Lehigh Valley co-sponsors artist’s socially conscious 'Heroes' exhibit

Bart Cooper stands with students at art exhibit

Penn State Lehigh Valley is among the sponsors of artist Bart Cooper's "Heroes" exhibit at Bethlehem's Banana Factory Arts Center. PSU-LV faculty member Elizabeth Flaherty, pictured far left, and several students met Cooper, in tuxedo, at a recent reception for the exhibit. 

 

Credit: Penn State Lehigh Valley

CENTER VALLEY, Pa. – Penn State Lehigh Valley has thrown its support behind a new art exhibition that celebrates iconic women of color as comic book superheroes.

The campus is among the sponsors of artist Bart Cooper’s exhibit, “Heroes: My Heroes Actually Have Superpowers,” which is on display through May 22 in the Crayola Gallery of Bethlehem’s Banana Factory Arts Center.

Members of the campus community turned out for an artist’s reception at the gallery, including several students, Chancellor Tina Q. Richardson, Director of Academic Affairs Anibal Torres Bernal, Gallery Director and Arts Coordinator Ann Lalik, and Associate Teaching Professor of Arts Administration and Honors Program Coordinator Elizabeth Flaherty. A few days later, Cooper met with a group of campus students at the gallery.  

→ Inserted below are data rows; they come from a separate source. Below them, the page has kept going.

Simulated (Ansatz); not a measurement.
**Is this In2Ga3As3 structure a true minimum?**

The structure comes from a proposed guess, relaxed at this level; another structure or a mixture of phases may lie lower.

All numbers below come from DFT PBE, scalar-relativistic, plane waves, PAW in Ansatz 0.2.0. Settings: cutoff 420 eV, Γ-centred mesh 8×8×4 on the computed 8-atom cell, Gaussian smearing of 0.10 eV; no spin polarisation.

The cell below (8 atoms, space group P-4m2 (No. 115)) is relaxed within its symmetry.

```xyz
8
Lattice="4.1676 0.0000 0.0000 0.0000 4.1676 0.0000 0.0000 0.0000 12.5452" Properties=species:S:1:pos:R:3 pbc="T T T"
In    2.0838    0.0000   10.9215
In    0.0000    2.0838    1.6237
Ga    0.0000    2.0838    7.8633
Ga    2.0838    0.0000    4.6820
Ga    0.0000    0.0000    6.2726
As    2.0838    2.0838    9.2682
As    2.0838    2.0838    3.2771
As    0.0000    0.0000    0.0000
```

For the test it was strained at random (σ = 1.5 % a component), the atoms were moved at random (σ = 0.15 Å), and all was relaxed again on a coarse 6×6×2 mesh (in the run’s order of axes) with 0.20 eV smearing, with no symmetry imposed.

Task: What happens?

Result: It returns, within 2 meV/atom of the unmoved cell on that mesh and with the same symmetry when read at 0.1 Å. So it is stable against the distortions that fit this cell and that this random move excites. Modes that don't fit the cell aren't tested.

A Lehigh Valley native who now lives in Los Angeles, Cooper came up with the idea for the exhibit a few years ago following a conversation with a young man who couldn’t identify Harriet Tubman by name, yet could immediately identify and name Superman.

This interaction was a revelation for Cooper, who used it to reflect on “the disparity between our recognition of popular culture’s fictitious heroes versus those who actually exist,” according to the exhibit’s publicity materials.

With that, Cooper created “Heroes,” a series of 10, 48-by-48-inch mixed media works depicting its subjects as DC and Marvel superheroes, along with well-known quotes attributed to the subjects. The group includes Tubman as Superman, Oprah Winfrey as Captain America, Rosa Parks as Iron Man, Nina Simone as Wonder Woman, Angela Davis as the Punisher, and Henrietta Lacks as the Incredible Hulk.

“Their struggles, their trials and tribulations, their willingness to fight through showed strength and resilience. These people had powers and practiced them rigorously, and not only for themselves, but for others,” Cooper said in his artist statement for the exhibit.

At the exhibit opening, Cooper said it was always his goal to bring the show to the Lehigh Valley.

“To see this show being done here, to see all my Lehigh Valley people and family experience ‘Heroes,’ it definitely melts my heart,” he said. “Some people asked me, ‘Why women?’ It’s because I was raised by strong women who instilled so many things in me.”